What Glass Lewis likes to see, Keatinge says, is a “comprehensive approach to board governance,” and describes age and tenures as tools in a toolbox that “ought not be the only criteria.”

For most banks, age is not the only factor. Some of the best performing banks in terms of shareholder returns include age in their board evaluations, but don’t make that the ultimate determining factor of a director’s qualifications.

Peter Crist served as the chairman of the board for nine years at Chicago-based Wintrust Financial Corp., with $29 billion in assets, before voluntarily rotating out of that role in 2017. He remains a board member. Crist does not believe in hard-and-fast term limits or age-out policies, nor does Wintrust, but he does fully embrace the evaluation process as a means to maintain an effective board and appropriate refreshment. Wintrust elects its directors to one-year terms and does not have term limits, but its charter does have a retirement age of 76, though exceptions can be made.
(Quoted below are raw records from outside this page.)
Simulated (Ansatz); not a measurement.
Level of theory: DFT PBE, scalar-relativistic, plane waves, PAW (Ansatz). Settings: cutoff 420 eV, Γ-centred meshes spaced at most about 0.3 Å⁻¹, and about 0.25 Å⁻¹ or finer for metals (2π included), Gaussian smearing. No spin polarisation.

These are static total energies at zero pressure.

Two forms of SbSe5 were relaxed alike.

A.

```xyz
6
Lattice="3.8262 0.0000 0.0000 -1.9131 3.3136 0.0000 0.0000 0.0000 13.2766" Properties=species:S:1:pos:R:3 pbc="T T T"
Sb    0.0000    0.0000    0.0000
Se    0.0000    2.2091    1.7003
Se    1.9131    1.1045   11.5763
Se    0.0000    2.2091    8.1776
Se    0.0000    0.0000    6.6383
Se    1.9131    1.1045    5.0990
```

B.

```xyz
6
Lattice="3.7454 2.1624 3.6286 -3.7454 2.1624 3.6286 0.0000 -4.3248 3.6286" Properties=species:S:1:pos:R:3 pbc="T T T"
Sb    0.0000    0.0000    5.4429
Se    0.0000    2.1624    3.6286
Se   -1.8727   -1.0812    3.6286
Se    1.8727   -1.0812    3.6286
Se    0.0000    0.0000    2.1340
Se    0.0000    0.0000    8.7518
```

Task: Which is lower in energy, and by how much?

“There are plenty of well-functioning boards out there that have a nice cadence. Conversely, there’s a lot of [bad] boards out there that are clique-ish. I never have to worry about somebody calling a spade a spade when it gets to performance or attendance or conduct,” Crist says.

That collegial, fraternal atmosphere can be an unspoken asset for the board in terms of cohesion and teamwork, but also a potential liability because, like Crist suggests, calling a spade a spade might be more difficult. Discussion around the perspective of management and resistance to market forces and need for transition often bows to the individual defense of self. In other words, it’s sometimes hard to recognize the need for refreshment when the time comes because of personal bias.

You can look no further than the late 1980s, when many argue relaxed regulations led to risky behavior, and dereliction of duty from boards contributed to the savings and loan crisis, leading to the failure of nearly a third of the industry. Twenty-some years later, when regulations relaxed again, similar risky behavior was a contributor to the 2008 financial crisis.

At the time of the S&L crisis, there were roughly threefold as many banks and thrifts in the country and arguably threefold as many board seats. By contrast, today there are more regulations, fewer board seats by way of fewer banks, and thus a greater emphasis and attention on the performance of the board and the bank itself. The 2008 financial crisis brought about greater attention and intense scrutiny to corporate governance in general, even more so for banks that were blamed in part for the most recent recession.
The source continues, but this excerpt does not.